The result of the EU referendum in June was clearly not priced into investment markets. As a result, there has been some significant volatility across all major asset classes as investors assimilate the likely impacts of Brexit and valuations adjust to the new reality. Sterling has also fallen to a multi-decade low against the US Dollar.
Whatever your views of the long-term costs & benefits of leaving the EU it seems fairly clear that the uncertainty is likely to remain for some time to come and that there will be a substantial short-term economic effect. So how should you be approaching investment decisions at this point?
Time in the market, not timing the market
At times like these many people are tempted to simply sell their investments and to keep their money safely in the bank. However, although holding cash is the only sensible option for any short-term spending requirements, over the longer run returns on cash have not kept pace with prices so its purchasing power has diminished substantially. The effects may take years to become obvious to you, but it’s a different type of risk all the same; I call it ‘slow motion robbery’.

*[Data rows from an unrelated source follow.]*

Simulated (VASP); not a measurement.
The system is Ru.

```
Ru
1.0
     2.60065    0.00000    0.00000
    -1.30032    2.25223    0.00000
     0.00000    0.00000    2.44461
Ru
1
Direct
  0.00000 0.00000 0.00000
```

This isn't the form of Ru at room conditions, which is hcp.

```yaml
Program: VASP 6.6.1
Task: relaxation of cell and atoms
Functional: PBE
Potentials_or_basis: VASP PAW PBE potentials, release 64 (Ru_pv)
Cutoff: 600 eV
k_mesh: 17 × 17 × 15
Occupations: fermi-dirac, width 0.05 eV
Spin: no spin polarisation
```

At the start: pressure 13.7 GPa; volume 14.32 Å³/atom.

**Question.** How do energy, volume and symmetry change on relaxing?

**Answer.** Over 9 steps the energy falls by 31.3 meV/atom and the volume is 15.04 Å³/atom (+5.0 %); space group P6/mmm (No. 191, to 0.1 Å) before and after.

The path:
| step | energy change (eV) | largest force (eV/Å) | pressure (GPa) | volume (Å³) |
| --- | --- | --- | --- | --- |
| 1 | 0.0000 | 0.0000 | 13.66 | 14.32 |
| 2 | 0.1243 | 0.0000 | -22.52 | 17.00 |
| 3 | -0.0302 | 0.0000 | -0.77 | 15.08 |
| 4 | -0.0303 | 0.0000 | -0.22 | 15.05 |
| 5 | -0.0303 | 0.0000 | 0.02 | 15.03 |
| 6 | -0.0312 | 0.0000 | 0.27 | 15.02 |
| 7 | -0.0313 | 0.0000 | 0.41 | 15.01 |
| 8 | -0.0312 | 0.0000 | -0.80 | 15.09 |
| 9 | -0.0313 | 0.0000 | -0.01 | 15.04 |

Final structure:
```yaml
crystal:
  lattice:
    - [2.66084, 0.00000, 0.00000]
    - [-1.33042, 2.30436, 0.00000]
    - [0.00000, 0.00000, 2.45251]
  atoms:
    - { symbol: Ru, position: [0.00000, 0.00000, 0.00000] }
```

In contrast, history has consistently shown that stock markets tend to increase in value at a rate well above inflation over the long term, thereby increasing your wealth. Of course, this growth is far from consistent, with falls in the value of shares occurring on a very regular basis.
The prospect of buying low and then selling high, to take advantage of these fluctuations, is therefore highly alluring, yet trying to time buying and selling shares in this way is fraught with difficulty. The market tends to adjust rapidly to incorporate any news and, as a result, investors often miss out on rallies and lock in their losses.
Data from the past 20 years clearly show the power of long-term investing and the dangers of market timing. For example, if you had invested in the FTSE All-Share index at the end of December 1995 your investment would have generated an overall return of 272%. In contrast, if you had traded in and out of the market and, as a result, missed just the 10 best days during the whole period, your return would have been only 102%.
The dangers of ‘home bias’
If the aftermath of the EU referendum on investment markets has highlighted anything, it is the importance of diversification. Many investors – professional and self-directed alike – have a tendency to focus on the familiar: UK shares. It’s worth remembering however that the UK represents just 4% of global output and 7% of the world’s stockmarket value (and the UK has been one of the worst performing of all international markets in recent times).
There are over 40,000 companies listed on global stockmarkets, so this sort of home bias both excludes huge opportunities elsewhere and also exposes investors to localised political and economic risks such as Brexit.
A more diversified investment approach, across different regions and types of investment, as well as within each asset class, is much more likely to deliver consistent returns. For example, over the six months to the end of June 2016 – a period incorporating the immediate aftermath of the EU referendum – Pilot’s portfolios 4, 5 & 6 (our three mid-risk and therefore most commonly-used strategies) delivered returns of +5.9%, +6.9% & +8.2% respectively.
Markets will no doubt continue to be highly volatile in the coming months, but tuning out from the day-to-day newsflow, retaining a long-term perspective and a carefully diversified portfolio are the keys to successful investing post-referendum…just as they were before the vote.